Thursday, March 22, 2012

Fasting

Isaiah 56, 5-6, “Is it a fast like this which I choose, a day for a man to humble himself? Is it for bowing one’s head like a reed and for spreading out sackcloth and ashes as a bed? Will you call this a fast, even an acceptable day of the Lord? Is this not the fast which I choose, to loosen bonds of wickedness, to undo the bands of the yoke, and to let the oppressed go free and break every yoke.”

For the past several days fasting continues to come into my conversations with God. The reason being that I have two nagging, unresolved, material issues in my life that have drug on for too long without God’s intervention. I keep wondering if perhaps a fast will break the devils death grip in the areas. Or perhaps the thoughts are the Holy Spirit calling me to a fast for that very purpose.

Biblically, particularly in the Old Testament the fast served a couple of purposes. It was often used to court God’s favor, to achieve a favorable outcome like in a war or to remove unpleasant circumstances like captivity. It was also there as a part of repentance and reparations for sin.

In Isaiah there was a fast that was not affective, and it was not because the people perhaps gave up food, but nothing else changed. They continued to quench all other desires and showed no mercy to their workers during it rather than allow the fast to humble them. And so Isaiah speaks on behalf of God to define an acceptable fast. Only here it is not giving up food. The fast calls for giving up what amounts to sin, or as he calls it, “bonds of wickedness.” It sounds too like giving up addictions, or perhaps distractions when he says, “bands of the yoke… and break every yoke.”
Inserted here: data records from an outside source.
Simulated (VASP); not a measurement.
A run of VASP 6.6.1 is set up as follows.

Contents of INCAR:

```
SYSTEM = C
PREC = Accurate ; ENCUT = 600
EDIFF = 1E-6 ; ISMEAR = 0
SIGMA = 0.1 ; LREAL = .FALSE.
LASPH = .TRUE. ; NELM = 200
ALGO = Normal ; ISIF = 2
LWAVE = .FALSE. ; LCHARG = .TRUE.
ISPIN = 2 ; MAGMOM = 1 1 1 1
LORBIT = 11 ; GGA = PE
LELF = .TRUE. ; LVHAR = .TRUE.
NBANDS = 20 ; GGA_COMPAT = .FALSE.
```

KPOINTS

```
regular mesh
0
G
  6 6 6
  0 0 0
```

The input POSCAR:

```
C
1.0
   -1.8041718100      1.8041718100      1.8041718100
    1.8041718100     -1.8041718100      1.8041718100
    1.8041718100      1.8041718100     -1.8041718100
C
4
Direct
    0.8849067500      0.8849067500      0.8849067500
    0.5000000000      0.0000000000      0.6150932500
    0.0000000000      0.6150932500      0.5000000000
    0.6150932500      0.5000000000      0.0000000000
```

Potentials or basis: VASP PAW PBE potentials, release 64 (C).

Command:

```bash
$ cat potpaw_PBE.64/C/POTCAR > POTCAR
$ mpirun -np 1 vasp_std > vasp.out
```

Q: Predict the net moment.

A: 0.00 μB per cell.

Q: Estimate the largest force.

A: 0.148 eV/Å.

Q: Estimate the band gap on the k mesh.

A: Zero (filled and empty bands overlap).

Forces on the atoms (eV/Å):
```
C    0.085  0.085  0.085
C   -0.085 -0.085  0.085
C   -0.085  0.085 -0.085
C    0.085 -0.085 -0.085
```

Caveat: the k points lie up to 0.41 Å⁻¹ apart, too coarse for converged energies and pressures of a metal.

And so my thoughts turn to times in the past where I have fasted television, video games, and other distractions for a time of prayer and being in relationship with God. After all in the American culture we have 24/7 distractions. We can wake up to TV or Radio, surf the internet from anywhere via computer, smart phone, or tablet. We wake up, we go, go go… to come home to go some more to finish the evening watching TV or surfing the internet some more. All distractions from relationship with God. All background noise so that we do not have to explore the recesses of our thoughts and soul in silence. For many, myself included, the distractions become an addiction. There are women who spend hours in romance novels and no time in the Bible. There are men who surf porn equally as long. Those things, and many others, become addictions. And it is the fast that breaks those yokes.

For me, I enjoy a glass or two of wine or an ice cold beer in the evening. But I also have to ask myself often is it too much, is it too often? Is it time for a fast of alcohol? Is it time for a fast of facebook, tv, the internet?

Sin of course should be fasted, but I have to ask myself what is the motive. Sin being anything that interferes with my relationship to Christ. Would I give up the distraction in obedience, or is my motive to court the favor of God like the men of the Old Testament? Am I only willing to loosen the band of wickedness so that God will cause me to win the lottery? And if I won the lottery, would I go back and put those bands on, or worse?

Fasting tobacco for God is a great way to start the breaking of that addiction. Fasting any addition for God is a great way to start, but when doing it for God is done, what do we become? Are we the dogs that return to their vomit?

And so I continue in my conversations with God concerning the fast, having already committed a couple of things to Him in this area. All the while guarding and questioning my heart as to its motives. Wondering if I am doing it purely to get a resolution to my material issues, or if I am doing it in an act of obedience without consideration of the outcome.

All of which I hopes causes you to consider a fast in your own life.